1) how can I read the values of PA0, PA1, etc, with the above command?

PA0 GETBIT U.
or
PA1 GETBIT U.

2) since the ADC are 12-bit, how can I obtain a 12-bit value from the analog inputs?

( read the A/D channel 0 and display on screen )
ADC0 ANALOGIN 2/ 2/ 2/ U.

( read the A/D channel 1 and display on screen )
ADC1 ANALOGIN 2/ 2/ 2/ U.
........

Also, Here is the ADC discusssion thread with a good example program posted by g_jilek on 03/03/03.
http://www.newmicros.com/discussion/showthread.php?threadid=353

3) I tried EMIT and instead of displaying the value, it displays a little square. Does U. display unsigned to the terminal?
That is correct! If you enter,
HEX 41 U.
it will display 41

and EMIT send the ascii value to the serial port?
Yes, if you enter,
HEX 41 EMIT
it will display A


if you could point me to these things somewhere in the documentation.

You can find The FORTH Glossary reference page on the IsoPod Download page,
http://www.newmicros.com/store/product_details/download.html

or click here to go direct,
http://www.ee.ualberta.ca/~rchapman/MFwebsite/V50/Alphabetical/Brief/index.html

Thanks for that, that helps a little.

I tried what you said, but as decimal values I get always changing values around 3800, which does not seem to follow the sensor behvaiour (in other words, nothing that I do to the sensor seems to have any effect.)

I connected a photocell between PA0 and grnd. I assume PA0 should be reading resistance? Is that the case? Why isn't it working for me? Am I doing something wrong?

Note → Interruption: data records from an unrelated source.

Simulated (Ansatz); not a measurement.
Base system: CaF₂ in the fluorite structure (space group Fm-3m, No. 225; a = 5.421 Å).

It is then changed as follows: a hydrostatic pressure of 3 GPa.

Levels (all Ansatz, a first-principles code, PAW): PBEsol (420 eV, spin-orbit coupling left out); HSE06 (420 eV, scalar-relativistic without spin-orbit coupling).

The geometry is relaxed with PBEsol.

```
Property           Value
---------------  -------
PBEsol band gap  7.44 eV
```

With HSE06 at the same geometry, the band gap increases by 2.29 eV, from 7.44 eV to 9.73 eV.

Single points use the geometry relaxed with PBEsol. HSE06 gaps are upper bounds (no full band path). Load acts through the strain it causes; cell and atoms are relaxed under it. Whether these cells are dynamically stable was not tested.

On another note, I tried some of the examples in the IsoMax manual. I tried BLINKGRN, and for some reason, one line:

100 0 LOOPVAR CNT

doesn't seem to work. I get "LOOPVAR ?"

I also tried 100 LOOPVAR CNT, which is elsewhere in the manual, with the same result. What gives?

By the way, my Isopod is a V2 sr, and it's running Isomax v0.5.

Many thanks again!

martindupras,

First PA0 is a digital I/O, not analog input. The eight analog inputs are available on J3, pin 3 to 10 and labels as ANA0- ANA7 respectively. Please see schematic or IsoPod V2 addendum for correct pinout. Schematic & addendum can be found in the IsoPod download page from my previous post.

LOOPVAR? syntax error. You probably forgot to include the gray text on your program. So make sure you have to have this also,

: LOOPVAR &#60BUILDS HERE P, DUP , , DOES> P@ ;

100 LOOPVAR CNT

Originally posted by martindupras
I connected a photocell between PA0 and grnd. I assume PA0 should be reading resistance? Is that the case? Why isn't it working for me? Am I doing something wrong?

Well, perhaps something might be wrong if that is the only connection you have. The A/D reads voltage, not current, and not resistance.

A photo cell, usually meaning a photo resistor, like a CdS cell, would need a pull up to 3V to act as a dividor, to create a varying voltage the A/D could read.

A photo voltaic cell, usually meaning a solar cell, would need a load resistor across it, to give an (approximate) reading of power. An unloaded solar cell will charge up in the light and have a (relatively) constant voltage output. But with a load, the more light, the higher the voltage (up to that same no-load limit).

That is much clearer, many thanks. I understand now. I was using the photocell just as a test to check that I could get ADC readings.

I was doing that because I was not quite clear how to step down the voltage from 5V to 3V to the sensors. I'm still not clear on that, but am I correct in assuming that I would take a feed off the +5V into a voltage regulator then take out the 3V output, and split that to my 8 sensors? I assume therefore that the ADCs would read the voltage coming out of the sensor as a 12-bit value, with 3V being 111111111111 and 0V being 000000000000. Correct?

Many thanks!

- martin

There are several pins with 3V already provided on the board. You could hook one side of your CdS cell to gnd, the other side to a junction of ANA0 and a pull up resistor. The other side of the pull up resistor would go to the 3V supply from the board. A filter cap across the whole thing might be good. I'd suggest a .1 or a .001 to reduce power supply noise (or maybe even both for good measure).

The A/D reading in the register is left shifted, but the MSB is a sign bit, as I recall, so your result will be (typically) between 0000000000000xxx and 0111111111111xxx . In the sample code LC sent, there was division 2/ 2/ 2/ to strip those bottom bits and right shift the result into a more useable form.